Let’s go back to the 1820s for this first one. This painting is by A. Briullov. I particularly like it because you can see how the masses of humanity managed to create a lane in the middle for carriages and carts. It’s down such a lane that I imagine the drunk man being hauled in the 6th paragraph of C&P. Watch out for the little dog, though!

And now on to the 1830s. This one actually looks like an older portrayal to my eyes, and yet it comes after the innovative Briullov. Whatever the year, it seems that artistic representation has not quite advanced to the stage of being capable of depicting the place in all its wretched glory:
Doesn’t look too bad – though when you start thinking about it as a red light district, it does start looking a little creepier.
Here’s another image, this one contemporaneous to the novel, from the 1860s. Here’s where the place starts to look like it could be the setting of a Dostoevsky novel. We’ve got the crush of humanity, the chaos of the crowd (what happened to that perfect lane we had in the 1820s?), hawkers of all sorts, and people everywhere carrying different kinds of booze.

Here’s a snapshot, from sometime in the 19th century (couldn’t get a more precise date on it). While it looks post-Dostoevsky, it gives a better sense of the place. And it confirms that, indeed, hay was sold there:

Wikipedia says this next one is from 1900 on the button, but let’s take the cautious route and call it “early 20th century”.

Finally, let’s take a look at old Sennaia today. You’ll notice it looks disappointingly pulled-together. A shiny series of shops replace the “panorama of such (crazy) subjects” – and where do you go for your hay these days then?

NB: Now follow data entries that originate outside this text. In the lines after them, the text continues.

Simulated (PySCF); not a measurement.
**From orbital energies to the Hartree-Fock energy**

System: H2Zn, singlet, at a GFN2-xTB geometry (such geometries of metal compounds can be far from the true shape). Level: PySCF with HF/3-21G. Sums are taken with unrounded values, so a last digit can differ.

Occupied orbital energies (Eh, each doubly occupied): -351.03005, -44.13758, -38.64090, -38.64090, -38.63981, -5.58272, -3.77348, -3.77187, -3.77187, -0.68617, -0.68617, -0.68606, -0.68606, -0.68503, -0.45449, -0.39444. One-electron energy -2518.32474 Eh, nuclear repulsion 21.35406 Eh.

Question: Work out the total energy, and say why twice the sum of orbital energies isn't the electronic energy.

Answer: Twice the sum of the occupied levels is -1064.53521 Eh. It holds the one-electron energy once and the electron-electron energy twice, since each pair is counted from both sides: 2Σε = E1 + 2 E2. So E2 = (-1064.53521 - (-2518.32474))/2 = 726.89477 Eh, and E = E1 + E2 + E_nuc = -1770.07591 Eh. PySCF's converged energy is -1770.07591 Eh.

Awesome post! I used to wonder when reading “Crime and Punishment” why Dostoevsky’s characters did so much aimless wandering in this area. I spent a semester in St. Petersburg, and immediately realized how easy it is to get lost or lose one’s bearing near Sennaia Ploshchad.
The addresses Dostoevsky uses there are real addresses. I may or may not have snuck into a certain building where an old lady gets axed.